Soviet Avantgarde
Soviet Avantgarde
Soviet Avantgarde
The loss that technology caused to the world would be compensated...by the single
total project of reorganizing the entire universe, in which God would be replaced by
the artist-analyst. The goal of this total operation was to halt all further development,
labor, and creation forever. Arising out of all this is a new "white humanity." (Groys,
16)
Quite in line with their ideas, avant garde artists were politically very active, much
involved in agit-prop projects. They can be said to have taken important part in the
'aesthetization of politics' as demonstrated by Güleç and Savaşır. Rodchenko's Design for a
Kiosk "Future - our Only Goal" (Güleç and Savaşır, 307) is an example to cite. Not only
posters, costumes, stage designs etc. which their nineteenth century predecessors already
realized, but they also designed radio stations, loudspeakers, educational huts, among other
facilities and objects that participated in and shaped daily lives of the envisioned society.

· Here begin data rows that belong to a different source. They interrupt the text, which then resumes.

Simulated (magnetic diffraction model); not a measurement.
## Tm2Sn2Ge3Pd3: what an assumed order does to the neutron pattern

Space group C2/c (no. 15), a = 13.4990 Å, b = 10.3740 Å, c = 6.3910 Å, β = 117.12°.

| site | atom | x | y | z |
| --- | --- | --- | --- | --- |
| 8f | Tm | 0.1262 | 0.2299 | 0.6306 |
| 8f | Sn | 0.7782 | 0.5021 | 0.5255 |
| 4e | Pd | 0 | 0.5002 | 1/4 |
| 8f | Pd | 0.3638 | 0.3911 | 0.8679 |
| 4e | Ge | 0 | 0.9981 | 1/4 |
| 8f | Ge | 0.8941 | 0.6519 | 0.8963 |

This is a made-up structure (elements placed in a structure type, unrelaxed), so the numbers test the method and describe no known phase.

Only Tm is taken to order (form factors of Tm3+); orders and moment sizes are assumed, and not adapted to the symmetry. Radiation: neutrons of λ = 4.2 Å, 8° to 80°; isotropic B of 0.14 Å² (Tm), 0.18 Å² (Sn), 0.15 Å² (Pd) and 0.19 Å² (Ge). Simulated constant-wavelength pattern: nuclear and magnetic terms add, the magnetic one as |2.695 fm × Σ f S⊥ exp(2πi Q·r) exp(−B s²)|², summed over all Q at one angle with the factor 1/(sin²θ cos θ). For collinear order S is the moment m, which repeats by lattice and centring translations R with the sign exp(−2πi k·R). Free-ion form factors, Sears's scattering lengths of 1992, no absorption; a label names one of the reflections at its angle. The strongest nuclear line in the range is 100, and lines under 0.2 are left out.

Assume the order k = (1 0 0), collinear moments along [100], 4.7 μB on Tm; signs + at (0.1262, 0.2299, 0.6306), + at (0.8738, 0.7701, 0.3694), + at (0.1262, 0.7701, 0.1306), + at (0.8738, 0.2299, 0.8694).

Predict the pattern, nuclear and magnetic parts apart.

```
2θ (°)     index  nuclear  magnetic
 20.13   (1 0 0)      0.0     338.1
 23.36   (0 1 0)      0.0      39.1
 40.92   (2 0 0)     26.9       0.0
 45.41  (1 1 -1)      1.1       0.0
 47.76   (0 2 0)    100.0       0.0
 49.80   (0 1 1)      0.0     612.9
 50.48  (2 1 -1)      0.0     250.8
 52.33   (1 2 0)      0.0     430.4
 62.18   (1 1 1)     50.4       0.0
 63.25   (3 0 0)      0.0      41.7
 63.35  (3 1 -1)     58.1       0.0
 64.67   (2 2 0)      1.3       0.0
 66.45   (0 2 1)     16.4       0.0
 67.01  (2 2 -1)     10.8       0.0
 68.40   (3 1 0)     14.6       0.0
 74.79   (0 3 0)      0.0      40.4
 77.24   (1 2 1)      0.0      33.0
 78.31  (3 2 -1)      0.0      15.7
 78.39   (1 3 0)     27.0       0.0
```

The Stalin era satisfied the fundamental avant-garde demand that art cease
representing life and begin transforming it by means of a total aesthetico-political
project. Thus if Stalin is viewed as the artist-tyrant who succeeded the philosopher-
tyrant typical of the age of the contemplative, mimetic thought, Stalinist poetics is the
immediate heir to constructivist poetics. (Groys, 36)
Boris Groys points to some differences, the first of which is the attitude towards
classical heritage. Avant-gardists were criticised about being "liquidationists". The Soviet
realism can be said to have saved the classical heritage from a possible destruction by radical
avant gardists. The second difference is that socialist realism chose to shape the reality by
means of utilising realistic language, rather than breaking completely apart from it. And the
third distinction is that socialist realism coincided and interacted with the new romantism and
a realization of the place of the individual as an agent.
Ideological concerns aside, filmmakers of this era concerned themselves with the
aesthetical question of how to deal with the advent of sound in movies. The silent
aesthetic had taken such root that imagining 'talking' pictures would irritate an
important number of directors. The notion behind this sentiment was that the advent
of sound could be detrimental to the clear distinction they had been endeavouring to
set between theatre and cinema. (Taylor, 195-6)
The transition to sound in Soviet cinema coincided with the increasing political
isolationism of Stalinist Russia and the revamping of film industry along the lines of
domestic film production, without using revenues from Western imports. In Circus,
Aleksandrov perpetuated Stalinist ideological codes by means of the backstage
musical's self-reflective conventions. (Prokhorov, 4)
St. Jorgen's Day (1930) is a comedy directed by Yakov Protazanov taking place
during the preparations for the St Jorgen's Day. It satirizes the ecclesiastical circles as greedy,
earthly people; making money off of people's ignorance. Meanwhile, Michael Korkis, a
criminal who has recently fleed from prison, decides to take this opportunity to acquire at
least some of the profit made by the clergy. On the day of the St. Jorgen, he dresses up as the
long-gone saint and appears before the people just at the moment when the priest calls for the
saint's apparition. One important motif that we encounter throughout the movie is the popular
obsession with "miracles" and how this is exploited by the clergy; i.e. how the clergy sells so-
called "miracles" in turn for money. In the movie they shoot about St. Jorgen's, for example,
the actor playing St. Jorgen is shown to walk on water, as a miracle. But then, quite
unexpectedly, tourists on canoes intrude the scene, and the camera exposes the sandy ground
just beneath the water on which St. Jorgen actually walks. These kinds of scenes deliver a
clear message under the palatable form of comedy, the message that the belief in "miracles"
is irrational and furthermore, that the people should be freed from the exploitation of clergy
and cling to the light of communism. Similarly to Circus, this movie, especially in the first
quarter, is self-reflective in that it takes the filming process as subject material, too.